Queenston Heights Loop – Bruce Trail, Upper Canada Heritage Trail & General Brock Side Trail

The Queenston Heights Loop offers 11 kilometers of trails that take approximately 3 ½ hours to complete. This is a relatively easy trail as it is generally flat with only a few steep climbs and descents.

Directions: From Highway 405 take the Queenston exit. Look for the signs for Queenston Heights Park, and enter the parking lot, which has amble space for parking.

Canada’s longest footpath, the Bruce Trail, begins here at historic Queenston Heights Park. An important battle took place at the Heights during the War of 1812, when the American and the British fought for control of Canada. It was here on October 13, 1812 that Major General Sir Issac Brock led his British troops in a victory against invading American troops. Brock lost his life during the battle, and an impressive monument has been built in the park to commemorate his life and role in protecting Canada from American domination.

The Bruce Trail begins at the stone cairn at the eastern end of the park. The path follows the edge of the Escarpment through dense woods made up of cherry, maple, ash and oak trees. Follow this path for about 3 km., across a small creek and continue straight until you come to a junction, proceed to your left and you should come to an open clearing. From here you follow the trail straight down into a dense wooded area.

You will come to another junction, stay to your right and follow the trail to an old road. Turn right onto the road and follow the gravel path, until you come to another junction, which you will turn right on. The trail continues down through a younger forest. Turn left at the next junction, up and over a small hill. Keep to your right at the next junction and go down the set of stairs, which leads you to an open meadow.
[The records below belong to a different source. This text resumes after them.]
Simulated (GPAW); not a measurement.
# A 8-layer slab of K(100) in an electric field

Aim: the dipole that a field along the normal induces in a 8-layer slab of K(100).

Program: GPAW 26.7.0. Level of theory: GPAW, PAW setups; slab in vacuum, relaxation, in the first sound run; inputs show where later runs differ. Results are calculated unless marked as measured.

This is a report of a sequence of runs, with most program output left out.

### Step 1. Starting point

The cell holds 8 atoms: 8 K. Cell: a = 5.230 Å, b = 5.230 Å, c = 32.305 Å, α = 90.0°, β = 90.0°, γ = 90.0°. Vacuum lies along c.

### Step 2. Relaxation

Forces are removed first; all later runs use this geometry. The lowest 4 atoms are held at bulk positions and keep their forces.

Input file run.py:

At the next junction turn left, until you reach the next junction where you will proceed to your right. You will then descend steeply down to the bottom until you meet up with a steep trail. Climb up the side of the hill until you reach the upper trail, which follows along a fence and then takes you into a mature wooded area.

Continue along the trail, which descends sharply, until you come to an old railway bed. This stretch of railroad was once a part of the New York Central Railroad and is the beginning of the Upper Canada Heritage Trail, which is marked with blue blazes. The trail follows the railway bed south, down a slope for a short distance, through a lush wooded area with dense vegetation. You will then reach a nearby side road, which you will follow for about 30 meters before the trail heads down a lane. You will come to a junction at the bottom of the lane turn left and follow the gravel path into a wooded area.

The trail then emerges into an open area before reentering into an area lined with baneberry bushes. It then reenters an open section lined with oak trees, before coming to another road. Follow north along the road until you come to a laneway where the trail cuts across into a section that is somewhat overgrown. Continue through the wooded area until you come to an opening at Eighth Line. You will take this quiet road for about 8 km, which runs parallel to Concession 1. To the east side of the trail you will see picturesque young orchards. You will then cross East West Line encountering the pretty little town of Niagara-on-the-Lake. The trail then turns right at John Street and continues to Charlotte Street where you will encounter the General Brock Side Trail, which will take you back to Queenston Heights Park where you began.

The General Brock Trail runs through a grove of large oak trees for a short distance before it reaches a side road that runs toward the river on your left. Turn left at this road and follow it over a small bridge, which crosses over a pretty wooded creek. The trial then leads to another side road, follow the trail along this street staying to the west side of the road. You will come to an old stately stone mansion built in 1833, by Alexander Hamilton. You may want to stop and read the stone plaque, which is situated at the front of the home, and provides information about the Hamilton family history and the construction of the home.

Continue along the trail as it turns left and follows Walnut Street, where you will see the schoolyard of Laura Secord Primary School. When you reach the bottom of Walnut Street, turn to your right onto Princess Street. Continue along Princess Street until you come to a road leading down to a boat launch area. Turn down this road, staying on the right hand side until you come to the trail, which enters into the woods to your right, just before a sign for the Boat Ramp.

The trail continues through the woods, which are made up of primarily locust trees. You will then encounter double blazes, which indicates that the trail turns right and leads you to a set of overgrown stairs. At the top of the stairs you will encounter a grassy knoll, from here the trail turns to your left, out to a paved road where you will turn right and climb as the road ascends uphill past a row of houses. Look for a set of double blazes on the back of a road sign to your left, the trail then turns left leading into a wooded area, with a wide path. Follow this path uphill until you reach a viewpoint, where the trail continues along a paved path that leads uphill. You will come to the Niagara Parkway, which you will cross into a park on the opposite side. Please use extreme caution when crossing the busy Parkway. Once in the park follow the path leading to the flagstone stairs. These steps will take you back up to the General Brock Monument where you began your trek.